Saturday, February 11, 2012

My Doomed Affair # 2

What I try to do with reviews at this Bookshelf blog is keep it simple and spoiler-free, and let you know whether I'd recommend you pick up a copy of what I just read. Seems to work okay. This time, a brief review of My Doomed Affair # 2 (self-published, 2011).

I've always enjoyed Jacob Hunt's My Doomed Affair, a silly and very well-drawn comic strip that used to appear in the pages of Athens' weekly newspaper Flagpole. It has just enough of a mean-spirited edge to keep readers from really sympathizing with the comic version of Jacob. He's immature and thoughtless and really funny.

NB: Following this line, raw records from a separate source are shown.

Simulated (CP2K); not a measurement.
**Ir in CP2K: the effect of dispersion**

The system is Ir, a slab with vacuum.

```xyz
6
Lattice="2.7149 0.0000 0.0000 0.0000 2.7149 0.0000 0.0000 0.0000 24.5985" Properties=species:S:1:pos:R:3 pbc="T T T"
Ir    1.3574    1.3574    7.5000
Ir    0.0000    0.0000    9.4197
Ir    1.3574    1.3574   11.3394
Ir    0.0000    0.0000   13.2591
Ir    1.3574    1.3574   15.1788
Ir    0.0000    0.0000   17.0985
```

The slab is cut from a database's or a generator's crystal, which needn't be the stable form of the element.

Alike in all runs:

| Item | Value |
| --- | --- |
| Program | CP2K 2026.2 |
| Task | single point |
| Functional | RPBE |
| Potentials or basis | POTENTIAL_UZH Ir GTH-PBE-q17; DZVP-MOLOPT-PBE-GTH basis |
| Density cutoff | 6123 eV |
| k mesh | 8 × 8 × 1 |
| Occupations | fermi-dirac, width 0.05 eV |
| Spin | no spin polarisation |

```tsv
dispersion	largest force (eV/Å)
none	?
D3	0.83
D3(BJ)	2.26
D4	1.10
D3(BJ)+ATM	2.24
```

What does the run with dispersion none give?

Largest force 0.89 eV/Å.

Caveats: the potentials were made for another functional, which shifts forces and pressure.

In the comic, which usually appeared weekly, Jacob is dating a girl named Apryl. They really don't treat each other badly; it's just that he's so much less serious about anything than she is, and she doesn't react very well at all to his teasing. Plus, she puts her feet on his car's dashboard. They clash about anything, in zings timed perfectly well for four-panel strips.

Hunt submitted four strips, reworked into a wider "Sunday" format, to syndicates without success. These are included along with a selection of the "dailies" in the second of two 32-page minicomics. I picked up my copy from Bizarro Wuxtry. You may drop that store a line by following the link above; the comics don't appear to be sold on Hunt's website. He also seems to have ended the strip, which is a shame, as it was always a highlight of Flagpole's funny page.

I love his expressive art and the characters' great big eyes, but this really was not the sort of format that could really go on forever. Even the strip's title dooms it, you know? Reading the paper on a monthly or sixth-weekly trip to Athens, even I was surprised, a couple of years into its run, that Apryl had not dumped him yet. Happily recommended.

Tuesday, February 7, 2012

Low Life: Paranoia

What I try to do with reviews at this Bookshelf blog is keep it simple and spoiler-free, and let you know whether I'd recommend you pick up a copy of what I just read. Seems to work okay. This time, a brief review of Low Life: Paranoia (Rebellion/Simon & Schuster, 2011).

The Low Life is one of the most dangerous slums in Judge Dredd's Mega-City One, a sprawling neighborhood the size of a massive modern-day coastal city beset by organized crime and vice. Justice Department devotes a huge undercover presence here, with several officers of the "wally squad" under deep cover. They're some of the strangest oddballs in the force, but they're all judges.

The series, which has grown into one of the most popular of the last decade, debuted in 2004. Written by Rob Williams and illustrated, initially, by Henry Flint, it focused at first on Judge Aimee Nixon, a one-armed, broken-nosed operative with a scarred psyche. Her wounds are really deep. Most wally squad judges are pretty off-kilter, but the way that Judge Nixon finds herself with nowhere to turn can often get very harrowing.

Rob Williams drew on decades of Judge Dredd backstory in designing this world, building on the wally squad's tendency towards loners and rogues doing whatever it takes to enforce the law. It's very much in line with the established continuity of the main strip and creates an exciting and engaging world of its own from the start. It doesn't always work for me, however. While the series has grown into something really captivating and amazing - appearing as about one serialized story a year, the three most recent stories from 2009-2011 are absolutely highlights of 2000 AD - these earlier adventures are good, but not quite essential.

These earlier adventures are also not served as well by this presentation as an earlier one in England. This book, Paranoia, reprints the first four and the sixth Low Life adventures, skipping a one-off, "He's Making a List..." But all six stories were collected in 2008's Mega-City Undercover, along with a different, short-lived series about a rogue wally squad judge, Andy Diggle and Jock's Lenny Zero. That was an ungainly way to compile two series when it did not seem certain that either would continue - Low Life has become better and more popular and has amassed about forty-odd more episodes, and Lenny Zero is said to be making a long-overdue return later this year - but that book is a much better value for money than this.

I hate to be one of those bores who recommends books with the caveat that the later material is better, but this needs to sell really well before Simon & Schuster elects to produce a second volume, so please buy this even though it's only pretty good and not amazing, but, well, yeah, that's the case here. Unless you've got Mega-City Undercover already, in which case this is just a duplication. So those are the reservations, if they're not too steep.